The latest regional economic outlook from the fund includes the assumption that all regional conflicts will end on 31 December 2015 and war-torn nations will quickly be put back on the path to growth
A casual observer will be concerned by figures from the IMFs Regional Economic Outlook for the Middle East, which show falls in GDP growth and fiscal health in countries across the Middle East and North Africa (Mena) region in 2015. But they will be reassured by the 2016 uptick.
A closer look at the IMFs methodology reveals that this turnaround is based on optimistic assumptions that are unlikely to be realised.
The largest is the assumption that all regional conflicts will end on 31 December 2015 and war-torn nations will quickly be put back on the path to growth. The complexity of protracted conflicts in Iraq and Syria does not suggest a quick resolution. The outlook in Libya and Yemen is almost as worrying.
This is the reasoning behind a projection that average GDP growth across Algeria, Iran, Iraq, Libya and Yemen will rise to about 5 per cent in 2016, after being flat in 2015.
Other assumptions in the economic sphere also undermine the projections. The IMF bases its figures on the positive views that all announced reforms will be completed and will stimulate improved economic growth. History tells us that structural reforms in the Mena region are painfully slow, or more often entirely frustrated.
It is possible that Saudi Arabia will finally reduce subsidies, the public sector wage bill and tranfers to the population. But it is more likely that Riyadh will instead cut capital spending and slow investment in social infrastructure.

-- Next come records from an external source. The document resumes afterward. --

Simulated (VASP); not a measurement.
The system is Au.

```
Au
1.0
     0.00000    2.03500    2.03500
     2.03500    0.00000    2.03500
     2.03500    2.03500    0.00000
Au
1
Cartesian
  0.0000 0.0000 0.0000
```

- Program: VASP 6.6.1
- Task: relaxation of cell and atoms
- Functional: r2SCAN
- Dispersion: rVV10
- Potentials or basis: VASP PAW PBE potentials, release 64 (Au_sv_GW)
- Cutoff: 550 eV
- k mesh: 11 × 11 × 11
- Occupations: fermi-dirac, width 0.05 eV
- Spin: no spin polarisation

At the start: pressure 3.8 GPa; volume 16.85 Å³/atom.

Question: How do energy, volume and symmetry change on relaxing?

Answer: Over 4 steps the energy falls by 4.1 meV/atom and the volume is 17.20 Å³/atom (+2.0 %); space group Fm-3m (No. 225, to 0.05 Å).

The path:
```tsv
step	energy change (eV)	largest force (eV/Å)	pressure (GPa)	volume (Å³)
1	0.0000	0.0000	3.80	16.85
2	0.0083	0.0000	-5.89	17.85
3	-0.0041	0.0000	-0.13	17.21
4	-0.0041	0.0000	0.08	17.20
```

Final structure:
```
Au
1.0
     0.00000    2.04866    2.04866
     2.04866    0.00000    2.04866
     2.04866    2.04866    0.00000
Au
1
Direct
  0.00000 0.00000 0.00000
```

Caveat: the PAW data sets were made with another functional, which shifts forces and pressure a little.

It is possible that the investment reforms in Egypt will bear fruit, and foreign direct investment will pour in, setting off a prolonged period of growth, debt reduction and high employment. But it is much more likely that the countrys economy will stagnate.
Past experience suggests that when we look back from 2017, GDP growth in the Middle East will disappoint even these modest forecasts from the IMF. Repeated mentions of downside risk in the funds report hint that the analysts already know this.